Families of MH370 passengers dismiss compensation offer until plane is found
A MALAYSIAN official has met with relatives of passengers who were aboard the missing Malaysia Airlines Flight MH370 and discussed ways of providing them with financial assistance.
The compensation claim came as an unmanned submarine continued its search for any signs of the jet.
Deputy Foreign Affairs Minister Hamzah Zainuddin met the passengers' relatives in Kuala Lumpur. Financial assistance was discussed and family members were urged to submit a plan for consideration. He declined to elaborate further, but said a fund could possibly be set up by the government or Malaysia Airlines.
The relatives, however, expressed dissatisfaction with the meeting, saying in a statement that until "at least a tiny bit of concrete evidence" that the plane crashed is found, authorities should not try to settle the case with final pay-offs.
"No meaningful report on the progress of the investigation was given" at the meeting, the relatives said, adding that "not a single one" of their questions was answered. Mr Zainuddin, who heads a committee overseeing the needs of the next of kin, said: "We realise this is an excruciating time for the families of those on board. We understand the desperate need for information on behalf of the families and those watching around the world."
He added that he would soon visit Beijing to shore up bilateral relations between Malaysia and China. Two-thirds of the missing plane's 227 passengers were Chinese, and many of their family members have been angered by Malaysia's handling of the investigation, with some accusing the government of lying, incompetence or participating in an outright cover-up.
After nearly a week of sweeping the bottom of the ocean with sonar, the unmanned sub begins its eighth mission today.
The US Navy's Bluefin 21 is combing the silt-covered seabed off the coast of western Australia. It is searching around the location of an underwater signal that was believed to have come from the jet's black boxes.

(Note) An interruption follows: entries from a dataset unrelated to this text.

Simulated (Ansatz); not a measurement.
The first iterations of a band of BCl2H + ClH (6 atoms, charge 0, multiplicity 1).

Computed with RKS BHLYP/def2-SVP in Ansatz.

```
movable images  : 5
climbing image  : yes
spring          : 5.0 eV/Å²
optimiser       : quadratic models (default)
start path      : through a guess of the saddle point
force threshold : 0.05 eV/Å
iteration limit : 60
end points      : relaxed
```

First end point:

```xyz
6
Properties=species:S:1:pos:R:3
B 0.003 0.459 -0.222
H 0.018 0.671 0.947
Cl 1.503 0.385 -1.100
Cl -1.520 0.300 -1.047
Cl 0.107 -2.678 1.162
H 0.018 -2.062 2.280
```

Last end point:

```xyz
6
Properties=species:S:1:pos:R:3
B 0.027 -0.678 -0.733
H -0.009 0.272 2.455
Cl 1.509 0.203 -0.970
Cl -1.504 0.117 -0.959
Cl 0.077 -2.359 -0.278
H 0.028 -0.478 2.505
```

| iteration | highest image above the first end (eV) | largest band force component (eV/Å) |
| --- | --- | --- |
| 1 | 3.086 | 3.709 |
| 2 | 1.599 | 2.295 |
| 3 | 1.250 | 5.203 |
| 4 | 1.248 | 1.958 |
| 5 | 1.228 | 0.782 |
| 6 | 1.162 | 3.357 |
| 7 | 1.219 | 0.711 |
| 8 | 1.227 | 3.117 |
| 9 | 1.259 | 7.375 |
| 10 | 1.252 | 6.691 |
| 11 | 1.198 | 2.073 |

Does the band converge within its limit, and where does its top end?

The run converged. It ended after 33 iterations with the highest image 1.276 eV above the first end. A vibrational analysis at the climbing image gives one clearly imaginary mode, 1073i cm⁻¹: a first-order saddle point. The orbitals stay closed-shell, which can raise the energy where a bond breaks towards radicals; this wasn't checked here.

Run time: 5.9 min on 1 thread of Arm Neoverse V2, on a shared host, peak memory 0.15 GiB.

zMeanwhile last night a Malaysia Airlines flight heading to India with 166 people aboard made an emergency landing in Kuala Lumpur after it was forced to turn back when a tire burst upon takeoff, the airline said. The airline said Flight 192 to Bangalore in southern India landed safely at Kuala Lumpur International Airport at 1:56 a.m. , about four hours after it departed. The airline initially said the right landing gear of the Boeing 737-800 "malfunctioned" but later added that the problem was caused by a burst tire.